Portraits from Susurluk. In the bottom right-hand corner there's a photo of Abdullah Catli, who was a murder and drug smuggler wanted by Interpol at the time, dancing at a wedding alongside Ibrahim Sahin, leader of a special operations unit in the police forces. Now that Sahin is ill and apparently dying, he is the one figure from Susurluk who is actually being investigated in the Ergenekon investigation.
Orhan Kemal Cengiz, who Zaman quotes at the end of their English-language article, drags out the tired cliche that the Ergenekon investigation is something akin to Italy's "clean hands" investigation into the mafia in the 1990s, but this is patently untrue. If Ergenekon were really about rooting out state support for assassinations, why have Sedat Bucak and Mehmet Agar never been questioned in relation to this investigation?

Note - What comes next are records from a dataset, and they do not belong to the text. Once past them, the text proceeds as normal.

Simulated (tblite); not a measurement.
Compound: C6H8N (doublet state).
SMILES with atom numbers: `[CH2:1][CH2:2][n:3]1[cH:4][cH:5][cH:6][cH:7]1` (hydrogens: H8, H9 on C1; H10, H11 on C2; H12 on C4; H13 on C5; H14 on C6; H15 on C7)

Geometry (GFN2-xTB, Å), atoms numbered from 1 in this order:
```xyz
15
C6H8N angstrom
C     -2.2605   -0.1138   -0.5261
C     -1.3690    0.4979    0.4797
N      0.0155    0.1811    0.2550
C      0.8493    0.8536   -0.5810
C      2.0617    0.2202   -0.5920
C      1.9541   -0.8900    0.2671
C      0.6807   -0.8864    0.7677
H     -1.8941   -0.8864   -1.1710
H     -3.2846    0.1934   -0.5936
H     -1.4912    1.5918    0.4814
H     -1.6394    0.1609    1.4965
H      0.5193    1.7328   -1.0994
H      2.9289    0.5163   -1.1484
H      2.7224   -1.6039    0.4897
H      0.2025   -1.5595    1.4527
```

Instead, who's being investigated? University rectors who were against allowing women to wear headscarves at universities. Turkan Saylan, leader of an NGO group dealing with women's issues who was critical of the AKP government. Journalists like Mustafa Balbay, who has now been in prison for over a year. In the post that I put up just yesterday there are three more cases of journalists being detained and facing long prison sentences for just writing about Ergenekon.
All of this is being cheered on by newspapers like Zaman and Taraf, and for quite some time this was all being reported uncritically by the bloggers and journalists who write on Turkey. Turkish journalists who had been risking their freedom, and maybe their lives, by writing about this investigation were being completely ignored by their international colleagues, most of whom have absolutely nothing important to lose in this game.
Anyway, that's no longer the case. Now, people covering Turkey internationally are a lot more suspicious of Ergenekon, even if they don't always seem to know why.
But this raises another problem. Before it was hijacked and transformed into a means for attacking the AKP's enemies, the Ergenekon investigation was looking into serious crimes committed (mostly) against Kurds living in the southeast. What appears to have happened was that the government gave certain people (in the military and outside it) carte blanche to take care of troublemakers, with the predictable result being that many of these folks turned into freelancers, using their carte blanche status to shake down loads of people with no suspected ties to the PKK at all. It's a story that's all too familiar, one that I'm sure is being re-told in Iraq and Afghanistan right now, but one that deserves to be investigated. This is what happens when you privatize counter-insurgency.
Investigating state crimes against civilians, however, began to take a back seat back in early 2008. That was when state prosecutors (who are independent of the government) announced that they were filing suit against the AKP on the grounds that its policies towards religion were unconstitutional. From that point forward, Ergenekon became all about plots against the AKP, and nothing else.
As I wrote about in an earlier post, the crimes that the Ergenekon investigation was originally supposed to investigate have thus been lost in the shuffle. Ergenekon is now solely understood to be a study into anti-AKP coup plots, a sprawling network including thousands of people, all of whom have criticized the AKP government at some point in time. The original impetus for the investigation—crimes committed against the state's own citizens—has been totally forgotten.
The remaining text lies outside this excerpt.